| | | News Around the Republic of Mexico | July 2008
Mexico Police in Spotlight After Disco Crush Deaths Catherine Bremer - Reuters go to original
Mexico City - Mexico's government is under new pressure to tackle rampant police incompetence after a damning report by human rights investigators blamed police commanders for a fatal disco raid that killed 12 people.
Mexico City's police chief, Joel Ortega, and top prosecutor Rodolfo Felix quit on Tuesday after human rights officials said police "brutality" led to nine youths and three officers being crushed to death during a June 20 raid on underage drinkers in a club in the capital.
Video images of teenagers being squashed by a wall of police pressing in on the disco's small doorway have triggered furious protests and shone an embarrassing light on police ineptness just as Washington is sending $400 million to help Mexico's police and army battle drug gangs.
Mexico City's human rights ombudsman, Emilio Alvarez, said "concerted" police actions caused the tragedy and accused officials of chopping out bits of video evidence from the disco, which grieving relatives have turned into a shrine.
"This shines a terrible light on both the stupidity of the police and the inability of the police to participate effectively in any kind of investigation," said Dan Lund, head of Mexico City-based polling and research firm MUND Americas.
Analysts expect Mexico City Mayor Marcelo Ebrard - a rising political star who is seen as the left's best chance in the 2012 presidential election - to survive the scandal.
Until it was stained by the disco scandal, Ortega's police had been doing well at bringing down rampant crime rates.

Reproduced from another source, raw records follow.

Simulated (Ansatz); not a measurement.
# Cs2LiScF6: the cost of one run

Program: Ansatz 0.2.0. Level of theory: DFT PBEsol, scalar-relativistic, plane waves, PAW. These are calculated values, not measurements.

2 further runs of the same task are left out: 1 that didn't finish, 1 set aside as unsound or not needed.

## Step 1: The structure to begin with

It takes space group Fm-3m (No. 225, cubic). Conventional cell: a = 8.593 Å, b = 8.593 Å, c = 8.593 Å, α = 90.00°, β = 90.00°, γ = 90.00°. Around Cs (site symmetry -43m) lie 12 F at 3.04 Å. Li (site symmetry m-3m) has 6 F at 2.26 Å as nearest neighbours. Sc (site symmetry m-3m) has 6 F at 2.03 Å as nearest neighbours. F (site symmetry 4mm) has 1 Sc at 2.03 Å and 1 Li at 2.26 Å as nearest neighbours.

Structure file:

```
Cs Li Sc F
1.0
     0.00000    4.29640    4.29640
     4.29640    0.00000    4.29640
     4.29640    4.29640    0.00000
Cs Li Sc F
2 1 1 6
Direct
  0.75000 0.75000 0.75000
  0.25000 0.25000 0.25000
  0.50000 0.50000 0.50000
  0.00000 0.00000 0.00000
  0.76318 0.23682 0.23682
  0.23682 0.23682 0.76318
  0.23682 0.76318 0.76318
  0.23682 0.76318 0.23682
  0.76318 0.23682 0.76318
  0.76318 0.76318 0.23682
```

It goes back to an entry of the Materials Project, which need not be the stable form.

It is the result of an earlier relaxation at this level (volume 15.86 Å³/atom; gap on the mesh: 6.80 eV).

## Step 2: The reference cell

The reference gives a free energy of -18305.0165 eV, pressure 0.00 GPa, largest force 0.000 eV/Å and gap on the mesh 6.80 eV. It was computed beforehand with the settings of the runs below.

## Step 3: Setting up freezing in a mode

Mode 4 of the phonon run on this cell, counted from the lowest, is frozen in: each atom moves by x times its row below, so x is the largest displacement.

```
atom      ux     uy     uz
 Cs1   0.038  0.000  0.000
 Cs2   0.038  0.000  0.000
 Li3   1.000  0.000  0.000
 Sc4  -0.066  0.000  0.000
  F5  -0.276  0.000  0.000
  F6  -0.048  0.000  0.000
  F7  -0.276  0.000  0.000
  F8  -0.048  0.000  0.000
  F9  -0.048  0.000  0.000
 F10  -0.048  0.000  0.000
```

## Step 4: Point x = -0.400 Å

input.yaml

But video footage of police pushing on the crowd of moaning youths and then milling around and failing to administer first aid to victims writhing on the ground have dealt a blow to President Felipe Calderon's efforts to improve the image of the country's notoriously bungling cops.
As many as half of Mexico's police force could be in the pay of drug gangs, helping them smuggle narcotics or turning a blind eye to their organized crime activities, analysts say.
"A TRAP THAT COST LIVES"
"Police actions, decisions and the true objectives of the operation created a trap that cost lives," rights ombudsman Alvarez said of the disco crush. Some three dozen police have been charged over the deaths, along with the club's owner.
Mexicans, who tend to be wary of police in general, were also shocked by the way officers mistreated some survivors, both male and female - taking them to detention centers where they were stripped naked and marked with numbers.
"The government's principal responsibility is only just starting," wrote veteran political commentator Sergio Sarmiento in the Reforma newspaper on Wednesday.
Calderon recently unveiled a shiny new federal police control center in the crime-ridden city district of Iztapalapa, as he tries to smarten up police practices.
Mexico's police and army are being watched closely by Washington after objections from Mexico persuaded the U.S. Congress to soften human rights conditions some lawmakers wanted to attach to the drug war aid.
The disco crush coincided with a media scandal over video clips of police cadets in central Mexico trying out torture methods on each other as part of training techniques now being investigated by the national human rights commission.
Ebrard, himself an ex-police chief, has vowed a shake-up of the capital's police force, where paltry wages put off bright school-leavers and encourage bribe-taking. But analysts say turning officers into professionals could take decades.
"The easiest thing in the world is to cut off a few heads," said Lund. "The hardest thing is to reform."